[Date Prev][Date Next][Thread Prev][Thread Next][Date Index][Thread Index]
[Condor-devel] STARTD_SENDS_ALVIES = TRUE is known safe?
- Date: Tue, 17 Aug 2010 07:36:26 -0400
- From: Matthew Farrellee <matt@xxxxxxxxxx>
- Subject: [Condor-devel] STARTD_SENDS_ALVIES = TRUE is known safe?
Recently the default for STARTD_SENDS_ALIVES changed from FALSE to TRUE.
https://condor-wiki.cs.wisc.edu/index.cgi/tktview?tn=671
https://condor-wiki.cs.wisc.edu/index.cgi/tktview?tn=1420
A few questions -
o What happens in the case of a pre-7.5.4 Schedd configured with
STARTD_SENDS_ALIVES=TRUE and a post-7.5.4 Startd?
o We can currently disconnect a Schedd and it will reconnect with
running jobs when it returns.
. Is this still possible with the Startd sending the alives?
. What is the impact on the Startd when the Schedd is not accessible?

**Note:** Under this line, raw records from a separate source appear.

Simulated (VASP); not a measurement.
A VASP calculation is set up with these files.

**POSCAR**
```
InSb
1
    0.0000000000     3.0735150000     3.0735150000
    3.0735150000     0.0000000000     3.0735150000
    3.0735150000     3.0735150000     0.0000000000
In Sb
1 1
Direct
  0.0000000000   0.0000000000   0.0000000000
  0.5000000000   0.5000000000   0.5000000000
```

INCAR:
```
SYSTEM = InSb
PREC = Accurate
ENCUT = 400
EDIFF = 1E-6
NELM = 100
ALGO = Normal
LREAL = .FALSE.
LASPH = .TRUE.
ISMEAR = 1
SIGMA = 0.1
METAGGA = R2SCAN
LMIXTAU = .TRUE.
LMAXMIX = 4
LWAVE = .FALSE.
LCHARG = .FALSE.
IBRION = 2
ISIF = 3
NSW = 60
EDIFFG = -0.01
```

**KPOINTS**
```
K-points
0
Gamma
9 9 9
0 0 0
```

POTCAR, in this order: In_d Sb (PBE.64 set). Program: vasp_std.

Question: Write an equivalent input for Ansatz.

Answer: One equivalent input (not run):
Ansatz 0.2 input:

. Is a test being written for shadow-starter reconnect?
o A benefit of STARTD_SENDS_ALIVES is that it is TCP and ACKd.
. What other configuration changes must be done to a Schedd that is
managing 10Ks of jobs?
. #671 suggests offloading work from the Schedd, what's the impact on
the Schedd performance in responding to ALIVES? What extra resources are
used?
o Before, if we wanted to renew all leases when a Schedd is going down
we could with a small change to the Schedd. Is this still possible, or
must a new protocol be created between Schedd and Startd?
Best,
matt